In ATN x Churchill,Blog

Week 3: London

I’ve spent this past week in London and met with two of the country’s most successful race equality organisations – Race Equality Foundation and Runnymede Trust

Race Equality Foundation was set up by social workers, and as such their focus is on race equality in areas such as housing, health, and more generally in the community.

They also run a successful parenting program that is designed to provide training for parents with the aim of challenging crime and empowering parents to take a proactive role within their communities. This program has grown year on year and the organisation derives income from it, which helps to financially support some of their other activities.

Australians working in health and housing may find their sites Better Health and Better Housing  a very useful source of briefings and other resources.

Runnymede Trust on the other hand focuses on research, public events and policy engagement. They are the leading race equality think thank in the UK and their research is very highly regarded.

Around a year ago, Runnymede started a public awareness-raising campaign with End Racism This Generation. The campaign is based on their research and aims to engage the wider population to shift the public debate on racism.

The organisation’s website houses a range of race equality resources which will be useful for Australian antiracists.

2014-05-20 Omar Runnymede

I met with Runnymede’s Acting Director in London 

 

 

 

 

 

 

 

 

 

 

 

 

Both of these organisations’ successes and challenges highlight the need for creating solutions to empower people to make change. Doing research and policy engagement is not enough. In Australia, one of the reasons for All Together Now’s inception was exactly this point: unless the public are involved in creating the solution (e.g. by speaking up when they witness racism), research and policy change activities will not be as effective or long-lasting.

Another thing that struck me is both organisations have a clear focus on intersectionality issues, and they do this by working with other civil society organisations working on connected human rights issues. For example they work together with LGBT rights organisations, to make a case for positive policy and institutional change for Black and Asian lesbian, gay, bi and transgendered people.

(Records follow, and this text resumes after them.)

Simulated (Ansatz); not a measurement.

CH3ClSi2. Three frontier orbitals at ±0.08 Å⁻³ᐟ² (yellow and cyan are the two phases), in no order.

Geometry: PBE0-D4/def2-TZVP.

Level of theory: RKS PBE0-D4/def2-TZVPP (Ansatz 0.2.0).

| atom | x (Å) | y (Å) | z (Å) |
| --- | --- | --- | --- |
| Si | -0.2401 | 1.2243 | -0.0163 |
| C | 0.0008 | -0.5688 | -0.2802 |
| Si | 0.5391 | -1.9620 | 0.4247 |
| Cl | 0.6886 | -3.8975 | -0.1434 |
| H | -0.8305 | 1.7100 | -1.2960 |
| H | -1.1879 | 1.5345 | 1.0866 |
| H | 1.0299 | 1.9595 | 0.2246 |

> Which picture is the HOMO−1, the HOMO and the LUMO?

This past week has been an interesting one to be staying in the UK, with the European elections and the rise of the UK Independence Party (UKIP). Clearly there is more work to be done to counter the far right and limit their influence. I’ve noticed the reluctance of people in the media spotlight to discuss racism openly – this is in sharp contrast to my observations in the USA where racism appears to be challenged very directly.

I’ve also noticed anti-Eastern European sentiment in the UK – they are among the latest wave of migrants being accused of taking locals’ jobs and housing, and opinion seems to be divided as to whether or not abuse directed towards Eastern Europeans is racism – because they are white. It’s quite fitting that my next stop on the Churchill tour will be Warsaw, the capital of Poland, where many of these migrants originate. More soon!